Risk factors to consider here -
- Existing life insurance plans @ 100%
- Savings, cash, fixed deposits @ 100%
- Equity investments @ 50%
- Gold and residential property @ 0% (You wouldn’t want these assets to be liquidated for grocery purchases or paying off loans/liabilities - so taking them at zero value)
- Stock options @ 0% (These are high-risk investments - so taking them at zero value.
Also, it’s very important to factor in an inflation rate of 6-8% while calculating the cover amount. This will ensure that the cover you buy today is sufficient for tomorrow.
If you have invested in any other life insurance product, you can subtract that amount from the term cover amount you are planning to buy. This amount will be the gap you will need to fill through the term insurance plan.
Endowment Policy
It also gives you the dual benefit of insurance and investment. In exchange for the premiums you pay, Endowment Plans help you accumulate a good savings fund, while also providing a small life cover to take care of any eventualities. They are a great option if you have important financial goals, like - buying a house, starting a new business, etc. - lined up in the future, or if you are a salaried individual and want to ensure financial stability.
To calculate the cover amount -
- Figure out your financial goals and the money you and your family would require to fulfil them. For example, you think you will need Rs. 20 Lakhs to start a small business after 15 years. In this situation, you can buy an Endowment Plan with a cover amount of Rs. 20 Lakhs, for a period of 15 years.
- Consider aspects like any other insurance plan you own, your assets, liabilities, etc.
- Factor in inflation of 6 to 8% over this amount - for a period of at least 12-15 years.
If the endowment plan doesn’t allow you to select the cover amount -
In some products, you are given the option of only choosing the premium amount, and the cover amount will be a multiple of the annual premium, i.e. the total investment you make. Therefore, before deciding on the amount to invest, assess your needs and goals of investing, and thoroughly read the brochure and policy wordings before finalising.
Money-Back Policy
Here, you invest money during a specific period of time, and then receive the “money back” in periodic payouts in the future, usually with a guaranteed return. Such plans cater to financial commitments that are spread over a span of time, like - making EMI payments or arranging for a fixed passive post-retirement income.

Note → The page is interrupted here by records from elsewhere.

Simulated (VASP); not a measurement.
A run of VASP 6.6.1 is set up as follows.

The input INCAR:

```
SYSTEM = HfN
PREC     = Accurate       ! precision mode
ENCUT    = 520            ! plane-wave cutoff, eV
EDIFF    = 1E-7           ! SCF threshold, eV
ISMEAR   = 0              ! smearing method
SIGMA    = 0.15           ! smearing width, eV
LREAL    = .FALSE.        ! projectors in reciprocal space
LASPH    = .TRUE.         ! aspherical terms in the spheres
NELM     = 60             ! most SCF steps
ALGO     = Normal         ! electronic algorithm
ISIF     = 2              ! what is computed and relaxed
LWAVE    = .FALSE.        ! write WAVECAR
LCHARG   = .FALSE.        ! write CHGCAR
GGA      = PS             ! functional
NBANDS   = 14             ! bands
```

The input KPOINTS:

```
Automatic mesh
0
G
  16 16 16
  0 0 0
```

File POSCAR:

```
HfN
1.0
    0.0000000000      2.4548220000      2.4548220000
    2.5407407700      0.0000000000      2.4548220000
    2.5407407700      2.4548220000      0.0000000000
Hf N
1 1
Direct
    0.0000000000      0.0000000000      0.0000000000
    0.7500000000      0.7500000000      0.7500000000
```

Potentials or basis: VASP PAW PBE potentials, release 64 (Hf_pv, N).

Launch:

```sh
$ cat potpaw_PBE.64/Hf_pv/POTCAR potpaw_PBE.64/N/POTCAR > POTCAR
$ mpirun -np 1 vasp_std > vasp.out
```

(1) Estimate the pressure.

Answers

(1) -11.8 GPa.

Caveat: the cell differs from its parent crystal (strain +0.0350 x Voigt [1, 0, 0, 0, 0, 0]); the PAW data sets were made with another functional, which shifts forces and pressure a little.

To calculate the cover amount -
- Define the financial goals you want the policy to help you achieve.
- Estimate the payouts you will require in the future to achieve those goals.
- While calculating the payout amount, take into account key milestones, like your EMIs for a vehicle, home loans, retirement, etc.
- Lastly, factor in an inflation rate of at least 6 to 8%.
If the money-back plan doesn’t allow you to select the cover amount -
Under some products, you are given the option of choosing only the premium amount, and the cover amount will be a multiple of the annual premium (total investment) you pay. Therefore, just like endowment plans, assess your needs and goals of investing, and thoroughly read the brochure and policy wordings before finalising the plan.
Child Life Insurance Policy
One of the best ways to secure your child financially, both in your presence and absence, is by investing in a child insurance plan. It is a healthy blend of both insurance and investment, thereby, helping you to create a fund that’s sufficient to cover several important milestones in their life, like - their education, wedding, etc.
To calculate a sufficient cover amount under a Child Life Plan, you should -
- Note down the milestones you wish to cover, whether it’s higher studies, wedding expenses, etc.
- Estimate your existing life insurance covers, gold, cash, etc. And liabilities, like rents, loans, etc. This will help you understand how much you can actually spend.
- Analyse how much each milestone would cost you. Also, factor in an inflation rate of 6 to 8% for at least 12 to 15 years - since the milestones are planned for later stages.
Whole Life Insurance Policy
As the name implies, this policy covers you for your whole life. The basic goal here is to ensure lifelong financial protection for your loved ones. Given this is a guaranteed payout, Whole Life Insurance can be bought as an expression, a parting gift, or a legacy that you’d want to leave behind for your family.
To calculate the cover amount you’d need here, consider the following aspects -
- Your short-term expenses, like daily expenses, monthly bills, children’s school fees, etc.
- Your long-term goals, like children's higher studies, wedding expenses, etc.
- Your loans and liabilities.
- Your assets, like cash at the bank, savings, fixed deposits, investments, etc.
- Any existing life covers you own, etc.
The amount you choose should be adequate to support your family financially and to leave behind a legacy for your children. Also, remember to factor in an inflation rate of 6-8% over this amount - to make it sufficient for the future.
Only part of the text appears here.